Following pressures from bourgeois
fat internet bloggers journalists, crossfitters, The NY Post and other media outlets, Mary Wittenberg cancelled this year’s jog through the city most famous for The Beastie Boys, A-Rod, Rudy Giuliani, and the cast of Mob Wives.
Wittenberg and Bloomberg handled the cancellation fantastically by giving the athletes word of the cancellation a whopping 2 days before the race.
In the post NYCM cancellation time-span, the city has undergone a miraculous transformation. As the sun rose above the Big Apple this morning it’s glorious rays didn’t fall on destroyed piers, flooded homes, and powerless homes. Instead, daybreak displayed a completely healed and repaired metropolis.

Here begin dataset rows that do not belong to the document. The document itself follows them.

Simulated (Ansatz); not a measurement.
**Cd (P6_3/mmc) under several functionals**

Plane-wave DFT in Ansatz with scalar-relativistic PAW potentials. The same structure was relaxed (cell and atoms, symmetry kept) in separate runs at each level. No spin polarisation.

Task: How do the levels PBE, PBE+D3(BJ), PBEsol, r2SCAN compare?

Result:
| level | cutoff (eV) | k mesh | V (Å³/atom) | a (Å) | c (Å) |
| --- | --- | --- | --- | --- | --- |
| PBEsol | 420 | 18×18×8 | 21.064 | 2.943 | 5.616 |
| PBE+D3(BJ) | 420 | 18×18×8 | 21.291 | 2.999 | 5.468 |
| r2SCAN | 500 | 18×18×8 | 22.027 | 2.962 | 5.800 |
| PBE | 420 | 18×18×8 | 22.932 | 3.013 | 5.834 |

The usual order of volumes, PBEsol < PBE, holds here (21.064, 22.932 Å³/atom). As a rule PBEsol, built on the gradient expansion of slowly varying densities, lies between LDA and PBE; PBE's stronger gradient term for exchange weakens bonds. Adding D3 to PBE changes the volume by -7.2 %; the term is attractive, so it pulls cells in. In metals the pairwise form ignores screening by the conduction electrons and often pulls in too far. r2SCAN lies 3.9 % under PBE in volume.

With the lack of weirdos wearing grossly short shorts trotting through the city and bringing mayhem to the city with their displays of athleticism and struggle, the empire city was finally able to heal.
A study done by an imaginary person at the New York Post reports that the power generators that the marathon course had planned to use were able to power the entire city.
“Do you know how much energy it costs to keep the marathon clock on for the people with finishing times greater than 4 hours? Enough to restore power to every project building in the Bronx! Selfish runners should be ashamed of what resources they were keeping for themselves and a silly “PR” or whatever they call it.” reports an internet blogger from Seattle who had spent the previous 48 hours slamming every poster in favor of the marathon online for not donating their life savings to the relief effort. (When questioned how much he had donated, he offered no reply)
The power generators from the race restoring power to all five boroughs was just the first ingredient to the city’s overnight regeneration. Without 40,000 Phidippides wannabees crowding the city for 8 or so hours, those left homeless from the storm were able to rebuild their apartment complexes hastily without having annoying runners interrupting their work asking them where the nearest port-a-potties are.
While many proponents for having the marathon run today offered that the race would provide inspiration to many throughout the city, after today’s miraculous display of healing it’s clear that wallowing in the pain and suffering of a natural disaster is the best way to fix problems. Inspiration is just for those damn hippy liberals. Widespread anger, finger pointing, resentment, and more complaining than an all day TV marathon of The View injected the spirit that had almost been broken right back into the city.
IN RELATED NEWS: NYPD reports a spike in mischief committed by Kenyans in the city over the last 48 hours. After finding out the marathon was cancelled, elite Kenyans spent the night playing the world’s most intense game of Red-Light Green-Light through all of Manhattan. Afterwards they headed to the bar and caused problems when consuming one single sip of alcohol caused the athletic beings with -24 percent body fat to get instantly frat-bro on saint patty’s day level drunk. Bouncers commented that at first they were scared of the unruly drunk runners until a breeze came into the bar and they were instantly carried away with it.